* [patch net-next RFC] tbf: handle gso skbs properly
@ 2013-02-15 12:44 Jiri Pirko
2013-02-15 14:18 ` Eric Dumazet
2013-02-15 15:30 ` Eric Dumazet
0 siblings, 2 replies; 4+ messages in thread
From: Jiri Pirko @ 2013-02-15 12:44 UTC (permalink / raw)

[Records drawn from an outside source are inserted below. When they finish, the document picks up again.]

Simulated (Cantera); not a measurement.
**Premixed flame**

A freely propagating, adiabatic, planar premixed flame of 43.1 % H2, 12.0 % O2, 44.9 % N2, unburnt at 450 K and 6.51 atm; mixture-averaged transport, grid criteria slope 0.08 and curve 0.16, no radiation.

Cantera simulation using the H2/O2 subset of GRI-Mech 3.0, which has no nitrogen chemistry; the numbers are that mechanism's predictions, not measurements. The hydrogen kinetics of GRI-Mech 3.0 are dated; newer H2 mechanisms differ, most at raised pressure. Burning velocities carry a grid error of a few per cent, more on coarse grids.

To: netdev; +Cc: davem, edumazet, jhs, kuznet, j.vimal
According to Eric's suggestion, when gso skb can't be sent in one mtu
time, resegment it.
Note that helper will be moved to sch_api.c probably so it can be used
by other code.
Also, I'm not sure similar patch to this can be done for act_police. I
have to look at that more closely.
Thanks for review.
Signed-off-by: Jiri Pirko <jiri@resnulli.us>
---
include/net/sch_generic.h | 1 +
net/core/dev.c | 24 ------------------------
net/sched/sch_api.c | 27 +++++++++++++++++++++++++++
net/sched/sch_tbf.c | 38 +++++++++++++++++++++++++++++++++++++-
4 files changed, 65 insertions(+), 25 deletions(-)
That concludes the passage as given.